We wanted to frontload most of our activities and rewards relatively early in the festival, so to keep the final weeks of the event exciting and meaningful, we decided to schedule our story quests with the Soul Riders and Sabine towards the end.
The team worked REALLY hard to make sure Sabine got an introduction worthy of her importance in the upcoming quests and the future of Jorvik! I’ll pass the mic to Pablo, the designer responsible for the introduction cutscene!
“The idea of presenting Sabine with such a cutscene was on the back of my mind for a few months now. Our cutscene tools are quite difficult to work with, but we want to push for a more cinematic style in our stories.
Sabine turned out to be the character with most cameras attached to her. We usually add a couple of cameras to each. In this case, Sabine ended up using 8 cameras for the cutscenes and dialogues. The cutscene was one of the first things we did for the quest. People at the office loved it, and it got so much traction that I was stunned. It even ended up being used for promotional material!”
Sabine will of course make a proper appearance in the Main Story Quests, but her plans for the Equestrian Festival will evolve next year. Any players who can’t finish the quest in time this year will have access to it next spring. This is just the beginning!
Step 3: Polish, Bug Fix, Release
While we’re developing, we find and fix bugs until we reach a point where all the work is ready. Then we spend several weeks polishing and refining our work. We work very closely with our Quality Assurance teams to catch everything, but every game developer can tell you that it is almost impossible to catch every possible bug. Especially for a game as vast and complex as Star Stable!
One of the best bugs we saw during the Equestrian Festival was when a swarm of aggressive balloons would swarm our testers during the story quest at Open House. As they collided with the player, the horse couldn’t calculate what it was standing on, and the balloons would launch the player miles into the air! It’s good we fixed that!
We actually think it’s fun when a SUPER weird bug slips past us and gets discovered by players. It’s like solving a crime scene mystery every time we have to figure out HOW you all keep breaking the game in such hilarious and strange ways.
Our final step is to upload the new version and celebrate another Wednesday release — our 547th to be exact!
Next year’s Equestrian Festival
Over the coming years, we want to showcase different riding styles and equestrian cultures. What do you want to see spotlighted for next year? Should Starshine Ranch celebrate their western-style riding? What if Hugh ran a rehabilitation event at his Rescue Ranch on South Hoof? Please tell us what and who you want to see at the event next year — we want this festival to grow and grow for years!
The Great Server Refactor – Chapter 1: Architecture
By Ismael Serrano – Tech Lead
Hello again!
I’m glad to be back to explain a little bit more about the work we are doing to the SSO Game Server, to improve the performance and the experience for you! I’m going to focus on the first part that was mentioned during February’s blog, Server Architecture.

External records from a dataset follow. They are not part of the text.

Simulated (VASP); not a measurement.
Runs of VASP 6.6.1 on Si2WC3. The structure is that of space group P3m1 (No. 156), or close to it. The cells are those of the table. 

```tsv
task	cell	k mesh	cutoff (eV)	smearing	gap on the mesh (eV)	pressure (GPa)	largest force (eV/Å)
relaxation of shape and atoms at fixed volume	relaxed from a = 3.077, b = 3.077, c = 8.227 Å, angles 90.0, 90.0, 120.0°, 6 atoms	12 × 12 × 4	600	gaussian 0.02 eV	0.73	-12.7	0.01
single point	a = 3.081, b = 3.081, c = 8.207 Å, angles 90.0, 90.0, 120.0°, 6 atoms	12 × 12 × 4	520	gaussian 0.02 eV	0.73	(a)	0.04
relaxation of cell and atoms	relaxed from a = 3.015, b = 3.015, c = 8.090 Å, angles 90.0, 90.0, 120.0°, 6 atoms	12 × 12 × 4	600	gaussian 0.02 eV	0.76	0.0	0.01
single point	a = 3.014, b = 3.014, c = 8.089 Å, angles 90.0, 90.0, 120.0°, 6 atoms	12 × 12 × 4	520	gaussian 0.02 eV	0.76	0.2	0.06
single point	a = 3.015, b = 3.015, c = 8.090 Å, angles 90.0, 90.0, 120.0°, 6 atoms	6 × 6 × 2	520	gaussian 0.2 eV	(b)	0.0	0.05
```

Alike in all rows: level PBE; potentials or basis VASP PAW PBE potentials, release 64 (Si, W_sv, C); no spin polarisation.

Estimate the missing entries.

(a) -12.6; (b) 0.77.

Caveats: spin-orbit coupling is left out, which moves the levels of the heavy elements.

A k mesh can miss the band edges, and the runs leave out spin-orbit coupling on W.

First, let’s talk about the problem we are solving here. The server is old, really old, like 10 years old! It was built in a very naive way, and through the years it has become a big monolithic piece of software that is hard to manage and debug. For example, most of the network messages were processed in serial (processed one by one instead of parallelized). This means that the architecture per se was a bottleneck and that it was not easy to fix by simply refactoring it (“Refactoring” is the process of restructuring existing computer code).
That is why we decided to rebuild the architecture from scratch and make a full rewrite of the server. So today, we are creating a modularized architecture (we call them routers) that allows us to grow, improve and add features on the server-side more easily. These modules also process the network messages in parallel (more than one at a time), decreasing the latency for you!
The routers use a central system called dispatcher to register the network messages they are interested in. Once the dispatcher receives a message from the client, it sends it to the interested routers, then the router processes the data in parallel, so it doesn’t block any other network request from the clients, and sends back the answers to the required clients.
Some good news: This new architecture is already up and running in production! This means that some of the old architecture has already been migrated. And of course, we will continue migrating the ancient architecture during the following months.
I hope that you liked it! See you soon in the next The Great Server Refactor chapter!
Horse Removal
By Stacy Place – Game Director
When I purchased my first horse in Star Stable Online in January 2015 (an Irish Cob named DangerNova), I never anticipated that I would someday work with the team that creates these beautiful pixel creatures. I also never expected that I would have to make the call to stop selling them. My name is Stacy, and I’m the Game Director for Star Stable Online!
Although we discussed retiring older horses from the game for a long time, we weren’t always ready to say goodbye. Nostalgia is tough to shake, but confidence in our direction and excitement for our opportunities made the decision much easier!
In October 2018, we retired the first set of horses from Jorvik – the original Fjord horses. We knew retirement was the right direction for the game, but it was difficult to see them go! After that, the next steps weren’t so clear – how often did we need to retire horses to maintain the game’s stability? Which breed should be next?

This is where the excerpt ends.